Ao que parece, o Pinterest está virando a nova casa de força de Deep Learning aplicada à imagens.
We built Pin2Vec to embed all the Pins in a 128-dimension space. First, we label a Pin with all the other Pins someone has saved in his/her activity session, each as a Pin tuple. Pin tuples are used in supervised training to train the embedding matrix for each of the tens of millions of Pins of the vocabulary. We use TensorFlow as the trainer. At serving time, a set of nearest neighbors are found as Related Pins in the space for each of the Pins.
Training data is collected from recent engagement, such as saving or clicking, and a sliding window is applied. Low quality Pins and those not engaged with are removed from training. Then, each Pin is assigned with a unique Pin ID. Within the sliding window, training pairs are extracted such that the first Pin is the example and each of the following Pins is its label. Figure 3 illustrates an example session and training pairs. In our case, you can imagine each user session is a sentence with Pins as words.
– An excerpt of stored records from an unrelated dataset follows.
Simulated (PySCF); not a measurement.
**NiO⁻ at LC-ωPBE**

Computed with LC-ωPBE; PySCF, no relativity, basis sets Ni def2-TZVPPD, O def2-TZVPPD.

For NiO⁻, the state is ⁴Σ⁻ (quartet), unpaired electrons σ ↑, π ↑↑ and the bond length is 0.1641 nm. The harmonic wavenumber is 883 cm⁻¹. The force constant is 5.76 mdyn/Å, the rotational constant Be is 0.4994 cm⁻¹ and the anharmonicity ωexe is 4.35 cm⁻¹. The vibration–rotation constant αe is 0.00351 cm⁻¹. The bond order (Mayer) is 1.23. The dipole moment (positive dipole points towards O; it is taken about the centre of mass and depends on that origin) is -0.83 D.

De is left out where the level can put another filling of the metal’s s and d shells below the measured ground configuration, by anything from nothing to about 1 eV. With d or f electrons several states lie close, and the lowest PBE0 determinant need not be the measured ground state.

We used a feedforward neural network with a hidden layer of 128 dimensions. Figure 4 shows the architecture. The network is inspired by word2vec. The input vector is a one-hot vector with a size of vocabulary and, in our case, is tens of millions of Pins. The vector is reduced to the 128-dimension vector by multiplying with the hidden layer weight matrix. An eLu activation function is applied after hidden layer. At last the hidden layer output is multiplied with the softmax matrix and a cross-entropy is used to calculate the loss. We sampled 64 negative Pins in loss optimization in lieu of iterating on tens of millions of Pins. We trained the Pin2Vec embedding on machines with 32 cores and 244GB memory.